22 January 2014

What to do after the floods?

What to do after the floods?

The effects of flooding on property are not always immediately apparent. What should property owners look out for, and how can chartered surveyors help?

Unfortunately, we are all used to seeing spectacular photographs of streets flooded with water where the water level has risen to half the height of the front door. This has occurred in many parts of the UK in the past few months, with recent reports suggesting the flood woes are set to continue as river and groundwater levels continue to rise.

In these circumstances, the damage is apparent and it is necessary to ensure that vulnerable elements of the structure and all of the heating, plumbing and electrical services are inspected and tested. It should be noted that water can have an effect which may not manifest itself to the electrical cables and fittings for several months or until the corrosion has started to affect the contact points. Moisture can be in buried ducts for many months before damage is really apparent.

So once the water has receded, what are the less obvious areas of potential damage to bear in mind? Here are some specific aspects where less visible damage may have occurred.

Where to check:

Where walls have become saturated, it is necessary to remove the plaster, because this will contain the damp, salts and chemicals, such that they will prevent the wall from drying out. The wall may take many months to dry out and this will depend on its thickness and construction.
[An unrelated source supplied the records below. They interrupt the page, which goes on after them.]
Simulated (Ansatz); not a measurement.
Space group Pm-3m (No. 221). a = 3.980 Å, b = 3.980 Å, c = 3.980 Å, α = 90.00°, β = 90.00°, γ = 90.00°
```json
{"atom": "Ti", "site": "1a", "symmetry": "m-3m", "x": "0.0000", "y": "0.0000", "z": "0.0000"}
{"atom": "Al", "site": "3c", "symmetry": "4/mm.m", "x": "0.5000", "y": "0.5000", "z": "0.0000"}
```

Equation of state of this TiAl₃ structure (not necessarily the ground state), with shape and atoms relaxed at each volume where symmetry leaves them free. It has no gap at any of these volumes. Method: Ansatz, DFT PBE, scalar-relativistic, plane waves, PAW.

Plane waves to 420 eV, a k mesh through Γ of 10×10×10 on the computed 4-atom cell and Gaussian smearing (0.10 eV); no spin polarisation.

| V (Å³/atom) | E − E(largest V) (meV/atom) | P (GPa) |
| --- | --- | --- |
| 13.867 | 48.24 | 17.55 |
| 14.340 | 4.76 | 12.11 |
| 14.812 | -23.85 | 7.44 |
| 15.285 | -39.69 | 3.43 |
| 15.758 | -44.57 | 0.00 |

It should be noted that any insulation within the cavity may have slumped as a result of becoming saturated, and it may be necessary for this to be removed and replaced to restore the original insulation levels.

Timber joinery
Old walls frequently had timbers built within the thickness to provide fixings for subsequent joinery, such as dado rails or skirtings. It may be necessary to have these removed where the walls have become totally saturated and the condition, at the rear face of the timber, will not be apparent from the front.

Floor voids
The extent of any flooding may not always be apparent if it has risen up through the ground and has entered an under floor void but not appeared above the floor board. In this case, damage may well be caused to timbers below floor level, or to electrical services run over the floor slab.

The role of a chartered surveyor

An inspection of fairly inaccessible places may be advised. A chartered surveyor will provide the appropriate level of expertise and a report to allow a full and detailed consideration to be made and presented to the insurance company.